Shares of Swiggy Ltd. listed at a premium of nearly 8% on Wednesday, November 13. The stock debuted at ₹420 on NSE, up 7.69%, while on BSE, it debuted a premium of 5.6%, at ₹412, over its initial public offer (IPO) price of ₹390.
Post listing, the stock hit an intraday high of ₹449 per share on the BSE, surging 15%. Swiggy's market capitalisation crossed the ₹1 lakh crore mark intraday.
The issue had a price band of ₹371-390 per share.
The grey market premium (GMP) for Swiggy's IPO has turned flat on the day of listing. Earlier on Tuesday, the unlisted shares of the Softbank-backed company were commanding with a grey market premium of ₹2.
Analysts had expected a subdued listing, saying the sentiment is likely influenced by the company's continued losses, despite steady revenue growth.
Considering the low subscription demand from NII's and retail investors, along with current market sentiment, Prashanth Tapse of Mehta Equities believed there is a high possibility of a flat to negative listing. He said that the majority of investors, especially NIIs and retail investors, stayed back for several reasons, including the negative cash flow business model, concerns about high competition, and the ongoing negative market sentiment.
"For allotted investors, one should not expect any kind of listing gains. Hence, only risky investors should consider the company to hold for long term despite knowing short term volatility and competitive pressures in the sector. For non-allottees, we advise to wait and watch for the price to settle and revisit the space with better discounted opportunity," Tapse had said.

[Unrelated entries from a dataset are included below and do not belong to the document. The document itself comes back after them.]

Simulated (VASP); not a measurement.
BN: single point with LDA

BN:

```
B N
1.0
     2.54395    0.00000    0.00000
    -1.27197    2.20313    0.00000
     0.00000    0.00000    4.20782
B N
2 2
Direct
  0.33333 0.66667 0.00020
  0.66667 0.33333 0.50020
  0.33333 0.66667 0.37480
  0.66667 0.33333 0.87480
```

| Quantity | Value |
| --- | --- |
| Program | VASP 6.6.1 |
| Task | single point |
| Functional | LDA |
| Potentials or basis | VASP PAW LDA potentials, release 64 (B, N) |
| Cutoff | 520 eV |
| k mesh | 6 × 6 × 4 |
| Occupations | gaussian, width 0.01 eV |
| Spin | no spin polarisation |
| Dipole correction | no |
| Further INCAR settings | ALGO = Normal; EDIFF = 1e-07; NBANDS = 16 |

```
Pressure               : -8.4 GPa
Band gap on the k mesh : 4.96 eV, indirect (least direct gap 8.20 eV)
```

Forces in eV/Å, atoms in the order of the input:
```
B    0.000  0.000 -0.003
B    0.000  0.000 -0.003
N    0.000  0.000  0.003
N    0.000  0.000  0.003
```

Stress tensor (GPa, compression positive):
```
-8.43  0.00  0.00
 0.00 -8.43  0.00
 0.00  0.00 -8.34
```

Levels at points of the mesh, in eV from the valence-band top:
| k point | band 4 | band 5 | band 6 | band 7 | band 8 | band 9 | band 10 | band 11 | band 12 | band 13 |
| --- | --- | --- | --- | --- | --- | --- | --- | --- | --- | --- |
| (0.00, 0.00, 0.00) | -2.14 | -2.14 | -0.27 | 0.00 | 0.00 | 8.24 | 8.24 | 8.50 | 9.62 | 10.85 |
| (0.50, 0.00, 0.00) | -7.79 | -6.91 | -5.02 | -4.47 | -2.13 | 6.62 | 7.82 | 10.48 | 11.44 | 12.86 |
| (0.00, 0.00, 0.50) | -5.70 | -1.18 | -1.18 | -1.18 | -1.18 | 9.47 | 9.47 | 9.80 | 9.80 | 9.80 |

Shivani Nyati of Swastika Investmart had said that the IPO's valuation, while appearing reasonable based on certain metrics, presents a challenge due to its negative earnings.
Additionally, the current volatile market conditions is also expected to further impact the listing performance.
"Investors with a high-risk tolerance and a long-term perspective may consider the IPO, but it's essential to acknowledge the potential risks associated with the company's current financial position and the broader market uncertainties," Nyati had said.
Swiggy IPO subscription status
The IPO of Swiggy saw decent interest from investors, with the issue receiving 3.59 times subscription at close. The retail category was booked 1.14 times, qualified institutional buyer at 6.02 times, and the non-institutional investor category at 0.41 times.
The issue was open for public bidding between November 6 and November 8.
The ₹11,327 crore IPO included a fresh issue of 11.54 crore shares aggregating to ₹4,499 crore, while existing shareholders offloaded 17.5 crore shares aggregating to ₹6,828 crore.
At the upper price band, the online food delivery platform is expected to have a post-listing market capitalisation of ₹87,299 crore.
Swiggy IPO objective
The company will use ₹1,343.5 crore out of net fresh issue proceeds for investment in its subsidiary Scootsy, and ₹703 crore for investment in technology and cloud infrastructure. Furthermore, ₹1,115 crore will be spent on brand marketing and business promotion expenses, with the remainder allocated for inorganic growth and general corporate purposes.
Business overview
Founded in 2014, Swiggy partners more than 200,000 restaurants across India to deliver food in the world’s most populous nation, as per its website. Its rivals include Zomato Ltd., e-commerce giant Amazon.com Inc.’s India unit and conglomerate Tata Group’s BigBasket in the country’s fast-growing quick commerce sector.
Swiggy primarily operates in a B2C marketplace platform where it aggregate restaurant & merchant partners that can list their food & products, while users can discover and purchase such items. The company facilitates the fulfilment of these orders through enabling delivery, reservations, payments, and lead generation for partners.
Financials
Swiggy posted a net loss of ₹611.101 crore, and a revenue of ₹3,310.11 crore for the June 2024 quarter. The company reported a net loss of ₹2,350.24 crore and a revenue of ₹11,634.35 crore for the financial year ended on March 31, 2024.